Shortcuts

Training Units

When training a single model or performing a hyperparameter search, we need to specify how much data a model should be trained on before certain actions are taken (e.g., before training is terminated or before a checkpoint of the state of the model is taken). Determined supports a flexible system of training units to specify this. Training units can be specified as records, batches, or epochs:

  • records: A record is a single labeled example (sometimes called a sample).

  • batches: A batch is a group of records. The number of records in a batch is configured via the global_batch_size hyperparameter.

  • epochs: An epoch is a single copy of the entire training data set. The number of records in an epoch is configured via the records_per_epoch experiment configuration setting.

Training units must always be positive integers.

Several experiment configuration parameters can be specified in terms of training units, including:

For example, an experiment that trains a single trial on 10,000 labeled examples can be configured as follows:

searcher:
  name: single
  metric: validation_error
  max_length:
    records: 10000
  smaller_is_better: true

More examples and details on each of the types of training units can be seen below.

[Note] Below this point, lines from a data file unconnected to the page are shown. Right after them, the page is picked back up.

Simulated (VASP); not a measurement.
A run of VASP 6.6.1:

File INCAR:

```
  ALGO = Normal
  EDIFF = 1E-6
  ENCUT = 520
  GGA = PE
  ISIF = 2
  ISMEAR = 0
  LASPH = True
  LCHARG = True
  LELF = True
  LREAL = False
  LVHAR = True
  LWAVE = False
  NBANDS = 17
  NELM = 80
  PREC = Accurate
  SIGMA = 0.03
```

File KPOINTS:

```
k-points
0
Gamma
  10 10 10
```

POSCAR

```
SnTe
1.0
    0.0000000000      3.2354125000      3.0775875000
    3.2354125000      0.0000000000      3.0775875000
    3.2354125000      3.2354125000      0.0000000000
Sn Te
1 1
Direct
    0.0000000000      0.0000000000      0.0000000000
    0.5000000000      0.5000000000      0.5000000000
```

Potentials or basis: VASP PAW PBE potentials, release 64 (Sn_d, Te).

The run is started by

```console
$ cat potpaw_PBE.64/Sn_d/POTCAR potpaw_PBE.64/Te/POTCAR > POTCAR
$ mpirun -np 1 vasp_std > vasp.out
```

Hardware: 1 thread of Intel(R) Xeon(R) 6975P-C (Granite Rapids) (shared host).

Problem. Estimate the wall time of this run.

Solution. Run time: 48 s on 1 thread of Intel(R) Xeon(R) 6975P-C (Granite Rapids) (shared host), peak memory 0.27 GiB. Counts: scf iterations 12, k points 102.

This feature is designed to allow users to configure their experiments using whatever unit is most familiar for the task at hand. In most cases, a value expressed using one type of training unit can be converted to a different type of training unit with identical behavior, with a few caveats:

  • Because training units must be positive integers, converting between quantities of different types is not always possible. For example, converting 50 records into batches is not possible if the batch size is 64.

  • When doing a hyperparameter search over a range of values for global_batch_size, values specified in batches will differ between trials of the search, and hence cannot be converted to a fixed number of records or epochs.

  • When using adaptive searchers, such as adaptive_asha, a single training unit is treated as atomic (unable to be divided into fractional parts) when dividing max_length into the series of rounds (or rungs) by which we early-stop underperforming trials. This rounding may result in unexpected behavior when configuring max_length in terms of a small number of large epochs or batches.

To verify your search is working as intended before committing to a full run, you can use the CLI’s “preview search” feature:

det preview-search <configuration.yaml>

Epochs

When using epochs, records_per_epoch must also be specified. The epoch size configured here is only used for interpreting configuration fields that are expressed in epochs. Actual epoch boundaries are still determined by the dataset itself (specifically, the end of an epoch occurs when the training data loader runs out of records).

The snippet below configures an experiment that trains a single trial on 5 epochs of data, performs validation at least every 2 epochs, and checkpoints after every epoch.

records_per_epoch: 10000
searcher:
  name: single
  metric: validation_error
  max_length:
    epochs: 5
  smaller_is_better: true
min_validation_period:
  epochs: 2
min_checkpoint_period:
  epochs: 1

Records

The snippet below configures an experiment that trains a single trial on 50,000 records of data, performs validation at least once every 20,000 records, and checkpoints at least once after every 10,000 records.

searcher:
  name: single
  metric: validation_error
  max_length:
    records: 50000
  smaller_is_better: true
min_validation_period:
  records: 20000
min_checkpoint_period:
  records: 10000

Batches

The number of records in a batch is configured via the global_batch_size hyperparameter. When doing a hyperparameter search that explores multiple batch sizes, this can result in different trials using different values for fields expressed using batches. This may result in unexpected behavior – for example, specifying max_length for a grid search in batches would result in different grid points being trained on different amounts of data, which is typically undesirable.

The snippet below configures an experiment that trains a single trial on 500 batches of data, performs validation at least once every 200 batches, and checkpoints at least once after every 100 batches.

hyperparameters:
  global_batch_size: 100
searcher:
  name: single
  metric: validation_error
  max_length:
    batches: 500
  smaller_is_better: true
min_validation_period:
  batches: 200
min_checkpoint_period:
  batches: 100

Note

If the amount of data to train a model on is specified using records or epochs and the batch size does not divide evenly into the configured number of inputs, the remaining “partial batch” of data will be dropped (ignored). For example, if an experiment is configured to train a single model on 10 records with a configured batch size of 3, the model will only be trained on 9 records of data. In the corner case that a trial is configured to be trained for less than a single batch of data, a single complete batch will be used instead.